Currency Creek was established as a viticultural area in 1969 and the first vines planted are still contributing to the success of two of the region's renowned wineries. Stretching from the coastal village of Port Elliot in the west to Lake Alexandrina in the east, the region is a great spot for tasting wines, watching whales from the coastline or spotting the hundreds of species of birds at Coorong National Park. The strongly maritime climate avoids the extremes of hot and cold temperatures and the region has an excellent ground water source, which is readily accessible through bores. 

 

Captain Charles Sturt first explored this region when he travelled down the Murray River in 1829-30 and made his last campsite near what is now the town of Goolwa. However it was not until 1969 that Wally and Rosemary Tonkin planted one acre each of Riesling, Grenache, Shiraz and Cabernet Sauvignon. Today, the main wine styles produced include Sauvignon Blanc, Cabernet Sauvignon, Merlot and Shiraz. 

35° 29'S
Latitude
50-70m
Altitude
155mm
Growing season rainfall

Cabernet Sauvignon

A variety ideally suited to the temperate, mild climate of the region, producing complete and rounded wines with clear varietal definition. As the level of ripeness increases, the flavours move from coffee to blackberry and on to black currant at optimum ripeness. 

Sauvignon Blanc

This was one of the wines to bring attention to Currency Creek in the early days. The wines have delicacy and freshness, with great varietal definition. 

Shiraz

This wine is renowned for lifted aromas that lead into medium-bodied, Rhone Valley-like spicy fruit flavours. This is supported by tannins with elegance and finesse. 

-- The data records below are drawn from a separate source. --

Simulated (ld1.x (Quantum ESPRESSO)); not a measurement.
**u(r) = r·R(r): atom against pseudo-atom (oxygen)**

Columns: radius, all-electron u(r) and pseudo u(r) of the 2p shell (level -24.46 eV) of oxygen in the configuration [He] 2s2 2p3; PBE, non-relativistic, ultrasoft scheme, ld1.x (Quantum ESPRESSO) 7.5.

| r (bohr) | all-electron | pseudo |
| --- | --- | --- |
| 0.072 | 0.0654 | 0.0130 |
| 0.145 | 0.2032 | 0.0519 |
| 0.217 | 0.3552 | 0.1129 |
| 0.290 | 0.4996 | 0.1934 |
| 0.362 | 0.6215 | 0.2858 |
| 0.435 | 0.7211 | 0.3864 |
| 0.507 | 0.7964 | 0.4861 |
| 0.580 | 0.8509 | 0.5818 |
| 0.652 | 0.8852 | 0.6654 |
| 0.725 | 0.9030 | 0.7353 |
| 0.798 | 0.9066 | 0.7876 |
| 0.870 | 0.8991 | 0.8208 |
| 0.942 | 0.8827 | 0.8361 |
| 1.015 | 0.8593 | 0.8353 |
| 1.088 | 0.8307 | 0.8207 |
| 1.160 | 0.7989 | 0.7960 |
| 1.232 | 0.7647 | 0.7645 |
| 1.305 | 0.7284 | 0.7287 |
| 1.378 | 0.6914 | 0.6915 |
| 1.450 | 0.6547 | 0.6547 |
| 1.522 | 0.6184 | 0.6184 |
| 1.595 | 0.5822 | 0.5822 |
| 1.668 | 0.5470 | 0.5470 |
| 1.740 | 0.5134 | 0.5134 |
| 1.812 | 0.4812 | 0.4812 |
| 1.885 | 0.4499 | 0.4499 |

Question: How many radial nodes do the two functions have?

Top varieties grown in Currency Creek
Climate
  • The climate is slightly cooler than that of Langhorne Creek and shares similarities with Margaret River and California's Carneros. In common with those regions, it is a strongly maritime climate due to Lake Alexandrina and the Southern Ocean, thus avoiding extremes of cold or heat. 
  • There has been only one September day of frost in the past 37 years, and no hail or fog. 
  • Excellent ground water is readily accessible through bores and this is used during the growing season to compensate for the lack of rainfall.
Soil
  • Plantings are on the dominant rolling sandy slopes, which allow easy infiltration of water into the overlaying friable cracking clays that are easily accessed by the roots of the vines. 
  • The other suitable soils are loams with red alkaline clayey subsoils.